Throughout Lupe’s review, it’s clear, despite lackluster sales and a number of uninspired, less-than-stellar projects; the rapper still thinks quite highly of himself. In fact, here’s a list of terms used by Lupe to describe Lupe:

Fastidious

Lyrically dense

Super lit

Imaginative

A “rapper’s rapper”

A loquacious Luddite

A master “taking it easy”

But despite Lupe’s perhaps inflated idea of his own artistry, how accurately does he rate his own music? His review actually isn’t as far off as you might think.

“His latest effort DROGAS Light is somewhat of a mixed bag,” he wrote, and that’s the damn truth.

From festival trap bangers like “Jump (feat. Gizzle)” to the lean slice of Drake-worship “Promise,” DROGAS is a product of the genre-hopping rap pioneered by his one-time collaborator Kanye West. Unfortunately, it’s not nearly the strength Lupe thinks it is.

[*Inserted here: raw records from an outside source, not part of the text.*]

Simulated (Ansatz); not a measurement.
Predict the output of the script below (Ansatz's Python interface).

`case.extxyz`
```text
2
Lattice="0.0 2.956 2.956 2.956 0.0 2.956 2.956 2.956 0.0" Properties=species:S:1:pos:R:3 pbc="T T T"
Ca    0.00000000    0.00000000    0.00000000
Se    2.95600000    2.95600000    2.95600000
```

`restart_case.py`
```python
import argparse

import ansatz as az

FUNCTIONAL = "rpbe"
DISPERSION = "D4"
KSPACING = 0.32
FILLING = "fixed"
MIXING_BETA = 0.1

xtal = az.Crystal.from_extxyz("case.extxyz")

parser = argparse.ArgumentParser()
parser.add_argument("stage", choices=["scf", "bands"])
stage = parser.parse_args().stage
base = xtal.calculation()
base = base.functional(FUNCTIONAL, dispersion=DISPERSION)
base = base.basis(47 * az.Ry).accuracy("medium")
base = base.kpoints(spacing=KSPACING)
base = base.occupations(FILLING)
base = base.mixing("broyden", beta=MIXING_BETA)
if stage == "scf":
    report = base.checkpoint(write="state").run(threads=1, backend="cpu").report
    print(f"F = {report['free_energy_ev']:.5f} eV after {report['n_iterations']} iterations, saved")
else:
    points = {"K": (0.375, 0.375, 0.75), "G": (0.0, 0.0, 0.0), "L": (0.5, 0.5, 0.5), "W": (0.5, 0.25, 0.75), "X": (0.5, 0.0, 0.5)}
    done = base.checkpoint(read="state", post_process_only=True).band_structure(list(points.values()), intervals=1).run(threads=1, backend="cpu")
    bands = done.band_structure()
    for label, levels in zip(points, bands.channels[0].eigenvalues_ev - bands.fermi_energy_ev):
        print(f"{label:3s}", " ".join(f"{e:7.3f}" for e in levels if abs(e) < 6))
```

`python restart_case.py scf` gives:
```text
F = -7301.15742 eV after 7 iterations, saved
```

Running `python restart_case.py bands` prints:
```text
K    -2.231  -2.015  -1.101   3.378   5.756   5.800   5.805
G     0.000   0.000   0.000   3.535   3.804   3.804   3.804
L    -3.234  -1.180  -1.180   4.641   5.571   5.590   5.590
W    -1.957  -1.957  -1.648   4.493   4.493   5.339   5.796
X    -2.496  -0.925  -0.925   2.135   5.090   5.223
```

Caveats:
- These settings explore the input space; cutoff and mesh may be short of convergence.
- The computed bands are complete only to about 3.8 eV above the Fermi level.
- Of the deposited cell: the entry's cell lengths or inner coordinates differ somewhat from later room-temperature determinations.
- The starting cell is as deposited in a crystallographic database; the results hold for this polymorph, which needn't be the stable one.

While Lupe might call it a “refinement of LASERS,” DROGAS Light suffers many of the same issues that plagued the sloppy 2011 pop-rap record. The best songs here play directly Lupe’s strengths as an artist — seven-minute Chicago soul epic “Kill” wouldn’t sound out of place on Food & Liquor. And the Rick Ross and Big K.R.I.T-featuring trap anthem “Tranquillo” hurts itself with a painfully obvious hook, but is a largely enjoyable stab at trap rap.The album takes too many awkward leaps in suspect directions to work as a cohesive project. Which is fine — even Lupe admits the album was cobbled together from demos and unreleased tracks.

“I just kinda let the pieces fall where they may. […] The majority of this album is from the vaults and only a few pieces were actually put down to fill out the vision,” Lupe wrote in his review.

If only he stayed that honest to himself in his music.